Question. A student while studying the force experienced by a current carrying conductor in a magnetic field records the following observations:
a. The force experienced by the conductor increases as the current is increased.
b. The force experienced by the conductor decreases as the strength of the magnetic field is increased.
Which of the two observations is correct and why?
Answer: First observation is correct because when current increases force also increase. From equation of force on a current carrying conductor F = BIl.F α I i.e. more current more force on a current carrying conductor in a magnetic field.

Question. A uniform magnetic field is directed vertically upwards. In which direction in this field should an a-particle (which are positively charged particles) be projected so that it is deflected south ward? Name and state the rule you have used to find the direction in this case.
Answer: Forefinger – direction of magnetic field (upwards).
Thumb – direction of force (southwards) Middle finger gives direction of current or direction of positively charged particle (East) i.e. from west to east a particles must be projected.

Question. Write one application for each of the following:
(a) Right-hand Thumb Rule,
(b) Fleming’s left Hand Rule,
(c) Fleming’s Right Hand Rule.
Answer: (a) It is used to find the direction of magnetic field in a coil of wire and electric current in a straight conductor.
(b) It is used to find the direction of force exerted on a current carrying conductor in a magnetic field.
(c) It is used to find the direction of induced current in a closed circuit placed in a changing magnetic field, e.g. in an electric generator.

Question. What is short circuiting? State one factor/condition that can lead to it. Name a device in the household that acts as a safety measure for it. State the principle of its working.
Answer: Short circuiting: When electric circuit offers very low resistance to the flow of current through it, the current increases heavily and the circuit is said to be short circuited. It occurs when live wire touches the neutral wire. This happens due to the damage in insulation of the power lines.
Safety measure device: Fuse.
Working principle of fuse: It works on the heating effect of electric current or Joule’s law of heating.
According to this law, the heat produced in a resistor is directly proportional to the (i) square of current for a given resistance.
(ii) resistance for a given current and (iii) time for which the current flows through the resistor.
H = I2Rt
So, when current in the circuit increases, the wire with low melting point in it melts to the heat generated.
Hence, the circuit breaks and electrical devices and appliances are saved.

Question. Write one application of each of the following:
(a) Right-hand thumb rule (b) Fleming’s left hand rule
(c) Fleming’s right hand rule
Answer: (a) Right-hand thumb rule is used to find the direction of magnetic field in a coil of wire and the electric current in a straight conductor.
(b) Fleming’s left hand rule is used to find the direction of force exerted on a current-carrying conductor placed in a magnetic field as in electric motor.
(c) Fleming’s right hand rule is used to find the direction of induced current in a closed circuit placed in changing magnetic field as in electric generator.

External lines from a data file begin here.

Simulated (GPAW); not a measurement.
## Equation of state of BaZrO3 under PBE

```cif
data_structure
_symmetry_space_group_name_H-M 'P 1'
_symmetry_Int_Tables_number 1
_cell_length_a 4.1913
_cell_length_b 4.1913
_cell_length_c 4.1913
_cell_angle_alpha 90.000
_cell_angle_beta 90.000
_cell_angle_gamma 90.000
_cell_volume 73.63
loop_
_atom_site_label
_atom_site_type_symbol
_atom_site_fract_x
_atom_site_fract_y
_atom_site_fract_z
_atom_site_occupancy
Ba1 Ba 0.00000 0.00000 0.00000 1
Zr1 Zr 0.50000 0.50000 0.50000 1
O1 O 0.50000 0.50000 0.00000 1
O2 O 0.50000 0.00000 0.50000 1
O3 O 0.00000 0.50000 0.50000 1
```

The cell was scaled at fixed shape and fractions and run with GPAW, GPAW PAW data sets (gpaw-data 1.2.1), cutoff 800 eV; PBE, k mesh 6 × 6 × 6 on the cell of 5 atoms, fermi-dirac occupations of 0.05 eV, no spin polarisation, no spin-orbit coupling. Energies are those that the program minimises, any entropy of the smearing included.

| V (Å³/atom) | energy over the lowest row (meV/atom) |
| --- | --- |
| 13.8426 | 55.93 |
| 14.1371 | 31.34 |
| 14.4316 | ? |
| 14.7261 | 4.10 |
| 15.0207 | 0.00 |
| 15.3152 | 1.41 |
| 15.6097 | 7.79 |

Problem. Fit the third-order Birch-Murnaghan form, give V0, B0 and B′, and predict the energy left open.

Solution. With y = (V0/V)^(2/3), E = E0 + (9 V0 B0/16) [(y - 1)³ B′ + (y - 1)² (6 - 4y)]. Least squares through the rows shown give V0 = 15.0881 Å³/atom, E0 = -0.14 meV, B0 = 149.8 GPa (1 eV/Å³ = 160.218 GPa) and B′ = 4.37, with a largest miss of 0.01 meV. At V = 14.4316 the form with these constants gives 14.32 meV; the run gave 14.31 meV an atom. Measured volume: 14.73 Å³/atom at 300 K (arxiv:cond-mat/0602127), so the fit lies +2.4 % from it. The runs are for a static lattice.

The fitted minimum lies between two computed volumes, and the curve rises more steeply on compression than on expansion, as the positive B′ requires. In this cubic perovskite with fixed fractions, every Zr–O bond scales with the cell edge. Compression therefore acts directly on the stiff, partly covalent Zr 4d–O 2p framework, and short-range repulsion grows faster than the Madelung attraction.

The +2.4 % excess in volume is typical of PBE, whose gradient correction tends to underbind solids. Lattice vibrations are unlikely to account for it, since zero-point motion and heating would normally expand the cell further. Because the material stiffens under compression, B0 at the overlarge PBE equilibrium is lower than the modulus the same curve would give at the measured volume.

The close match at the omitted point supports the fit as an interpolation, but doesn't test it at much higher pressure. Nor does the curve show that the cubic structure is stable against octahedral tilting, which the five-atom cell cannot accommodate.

Question. State one main difference between A.C. and D.C. Why is A.C. preferred over D.C. for long range transmission of electric power? Name one source each of D.C. and A.C.
Answer: Difference between A.C. and D.C.: The alternating current (A.C.) reverses its direction periodically whereas the direct current (D.C.) always flows in one direction.
A.C. is preferred over D.C. because it can be transmitted over long distance without much loss of energy.
D.C. source: Battery A.C. source: A.C. generator

Question. How will the magnetic field produced at a point due to a current carrying circular coil change if we:
(i) increase the current flowing through the coil, (ii) reverse direction of current through coil,
(iii) increase the number of turns in the coil? 
Answer: (i) The strength of magnetic field will increase. ( B ∝ I)
(ii) The direction of magnetic field will be reversed.
(iii) The magnetic field produced will increase because magnetic field produced is directly proportional to the number of turns in the coil.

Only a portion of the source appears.